C Program to Print a Diamond Pattern

In this article, you will learn and get code about the printing of a diamond pattern in the following ways:

Print a diamond pattern of stars

Let's create a program that asks the user to enter the row size of the upper-half diamond to print the diamond pattern of stars. For example, if the user enters 5 as the row size, then a diamond of stars of size 5*2-1 or 9 rows gets printed.

#include<stdio.h>
#include<conio.h>
int main()
{
    int i, j, row, space;
    printf("Enter Number of Rows: ");
    scanf("%d", &row);
    space = row-1;
    for(i=1; i<=row; i++)
    {
        for(j=1; j<=space; j++)
            printf(" ");
        space--;
        for(j=1; j<=(2*i-1); j++)
            printf("*");
        printf("\n");
    }
    space = 1;
    for(i=1; i<=(row-1); i++)
    {
        for(j=1; j<=space; j++)
            printf(" ");
        space++;
        for(j=1; j<=(2*(row-i)-1); j++)
            printf("*");
        printf("\n");
    }
    getch();
    return 0;
}

This program was built and runs under the Code::Blocks IDE. Here is its output:

c program print diamond pattern

Now enter the number of rows, say 10, to print a diamond pattern that expands up to the row-1 line. That is, with row number 10, it will print a diamond pattern with 9 lines, as shown in the output given below:

print diamond pattern of stars c

Program Explained

If the user enters 10 as the size of the diamond, then always remember these things to print the upper half of the diamond:

And for the diamond's lower half:

The following is the dry run of the above program: suppose user input is 10.

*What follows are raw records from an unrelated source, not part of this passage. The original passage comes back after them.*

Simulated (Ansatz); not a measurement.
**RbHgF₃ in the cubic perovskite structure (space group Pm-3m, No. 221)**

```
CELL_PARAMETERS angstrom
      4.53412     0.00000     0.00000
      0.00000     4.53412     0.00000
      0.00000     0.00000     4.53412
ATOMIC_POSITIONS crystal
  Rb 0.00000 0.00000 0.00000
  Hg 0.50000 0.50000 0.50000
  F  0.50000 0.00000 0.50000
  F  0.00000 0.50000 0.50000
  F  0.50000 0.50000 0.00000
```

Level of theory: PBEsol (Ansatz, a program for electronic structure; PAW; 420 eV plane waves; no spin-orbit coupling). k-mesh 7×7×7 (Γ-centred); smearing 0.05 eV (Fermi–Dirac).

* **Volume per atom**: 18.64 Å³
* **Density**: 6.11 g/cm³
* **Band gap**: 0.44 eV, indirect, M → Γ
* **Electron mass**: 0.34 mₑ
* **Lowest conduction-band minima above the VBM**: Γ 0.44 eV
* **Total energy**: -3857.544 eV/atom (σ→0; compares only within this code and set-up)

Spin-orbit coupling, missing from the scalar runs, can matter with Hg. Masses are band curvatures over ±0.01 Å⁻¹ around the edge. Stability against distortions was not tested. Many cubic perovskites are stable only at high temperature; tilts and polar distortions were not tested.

Print a diamond pattern of numbers

Here is another program for printing diamond-shaped numbers. In each row, the number starts with 1. The program is similar to the previous one. Except, in place of the star, print the number using a variable named "num" (initialized with 1 at the start of the program). Increment the value of num after each print.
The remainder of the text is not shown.